On January 2, the North Dakota Secretary of State determined that the Constitution Party petition for ballot status has enough valid signatures. North Dakota now has 4 qualified parties (Democratic, Republican, Libertarian and Constitution).
North Dakota has an unfair election law that requires a newly-qualifying party to poll 300 votes for any of its potential nominees, in that party’s own primary. The typical North Dakota primary turnout for all parties combined is only about 2,500 votes per legislative district. No party other than the Democratic or Republican Parties has ever been able to meet this vote hurdle for a candidate for the legislature. Consequently, North Dakota is the only state in the nation that has not had any minor party candidates (with the party label) on the November ballot, during the last 50 years, for state legislature. The Libertarian and Constitution Parties may try to persuade the legislature to repeal the minimum vote test; it serves no purpose and no such test exists in any other state. Similar requirements were held unconstitutional in Minnesota and Washington state during 2004.
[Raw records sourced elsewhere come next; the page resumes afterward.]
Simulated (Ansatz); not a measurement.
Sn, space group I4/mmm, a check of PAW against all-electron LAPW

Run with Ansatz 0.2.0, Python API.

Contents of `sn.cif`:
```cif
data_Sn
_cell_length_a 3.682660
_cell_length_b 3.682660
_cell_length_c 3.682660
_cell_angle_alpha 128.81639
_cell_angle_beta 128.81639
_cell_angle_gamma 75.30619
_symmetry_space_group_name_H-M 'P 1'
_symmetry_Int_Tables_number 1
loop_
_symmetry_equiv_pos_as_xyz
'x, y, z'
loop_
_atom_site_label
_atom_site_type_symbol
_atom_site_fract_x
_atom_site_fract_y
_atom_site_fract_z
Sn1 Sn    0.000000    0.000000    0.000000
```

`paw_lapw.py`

UPDATE: the ACLU may have its lobbyist work on the North Dakota election law problem with the 2007 session of the legislature.
Richard, where did you get this information? Cause looked on the Secretary of State’s webstie and couldn’t find anything.
Hoorah!
-And maybe the ND secretary of state hasn’t updated the website yet.
LOL!
The ND Sec of State will likely not update the election part of the web page until the next election.
However, anyone that vists my personal web page will find that I have listed four political parties as being organized within the state of North Dakota (type in Edward TJ Brown at yahoo.com). Trafffic to my web page seems to be pretty good so perhaps the world will be out.
Glad to see the ND CLU has gotten involved. Although the ND LP needs to get a web site back on line and the ND CP needs to update its web site. These days a political party needs a decent web page with contact info, news updates, party platform, meetings, etc.